Micro Technologies (Micro) keeps all your information private and does not share it with other organizations or third parties. Micro will not disclose your personal information unless acting in good faith that such action is necessary to conform to legal requirements or comply with legal process.
As a visitor to our web site, you should know that our web server automatically recognizes your IP address only, not your e-mail address. We collect your e-mail address only when you choose to volunteer it, such as when you take part in an online survey, fill in an online form, or sign up to our newsletter.
If you supply us with your e-mail or postal address online you may receive periodic mailings from us with information on new products and services or upcoming events. If you do not wish to receive such mailing from Micro in the future, please let us know by e-mailing us or by calling or mailing us (see contact information on our Contact Page). Please provide us with your exact name and applicable e-mail or postal address and we will promptly remove your name from our database.
The Micro web site contains links to other web sites. Micro does not control or take responsibility for personal information collected on these sites nor is Micro responsible for the accuracy or the content of these sites.
Once you make a purchase, request a catalog or other information from Micro, your name, shipping/mailing address, telephone number, email address and fax number are included in our customer file. This information is used to ensure a quick, efficient flow of products and services to you.

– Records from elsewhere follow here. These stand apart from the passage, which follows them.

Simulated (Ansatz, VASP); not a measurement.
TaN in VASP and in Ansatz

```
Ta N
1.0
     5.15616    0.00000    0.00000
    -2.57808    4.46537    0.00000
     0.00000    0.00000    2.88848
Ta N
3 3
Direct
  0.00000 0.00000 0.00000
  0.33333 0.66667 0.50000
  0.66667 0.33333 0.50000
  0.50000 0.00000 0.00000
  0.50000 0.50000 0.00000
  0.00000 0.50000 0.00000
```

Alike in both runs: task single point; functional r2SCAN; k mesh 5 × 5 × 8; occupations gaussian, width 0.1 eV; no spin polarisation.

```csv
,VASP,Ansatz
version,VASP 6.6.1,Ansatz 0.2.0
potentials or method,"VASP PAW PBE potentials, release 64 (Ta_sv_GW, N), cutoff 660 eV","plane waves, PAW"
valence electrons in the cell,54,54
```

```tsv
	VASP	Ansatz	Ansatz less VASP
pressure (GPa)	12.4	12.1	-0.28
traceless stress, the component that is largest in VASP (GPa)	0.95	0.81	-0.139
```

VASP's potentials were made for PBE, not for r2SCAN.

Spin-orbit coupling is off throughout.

Persons who supply us with their telephone numbers online may receive telephone contact from us
3D Printing in a Fraction of the Time
By using laser-generated, hologram-like 3D images flashed into photosensitive resin, researchers at Lawrence Livermore National Lab, along with collaborators at UC Berkeley, the University of Rochester, and the Massachusetts Institute of Technology (MIT), have discovered they can build complex 3D parts in a fraction of the time of traditional layer-by-layer printing. The “volumetric” 3D printing process creates parts by overlapping three laser beams that define an object’s geometry from three different directions, creating a 3D image suspended in the vat of resin. The laser light, which is at a higher intensity where the beams intersect, is kept on for about 10 seconds, enough time to cure the object.
Originally appeared in Lawrence Livermore National Laboratory YouTube Channel on Dec 8, 2017 – Article Link.
By using laser-generated, hologram-like 3D images flashed into photosensitive resin, researchers at Lawrence Livermore National Laboratory, along with academic collaborators, have discovered they can build complex 3D parts in a fraction of the time of traditional layer-by-layer printing. With this process, researchers have printed beams, planes, struts at arbitrary angles, lattices and complex and uniquely curved objects in a matter of seconds.
While additive manufacturing (AM), commonly known as 3D printing, is enabling engineers and scientists to build parts in configurations and designs never before possible, the impact of the technology has been limited by layer-based printing methods, which can take up to hours or days to build three-dimensional parts, depending on their complexity.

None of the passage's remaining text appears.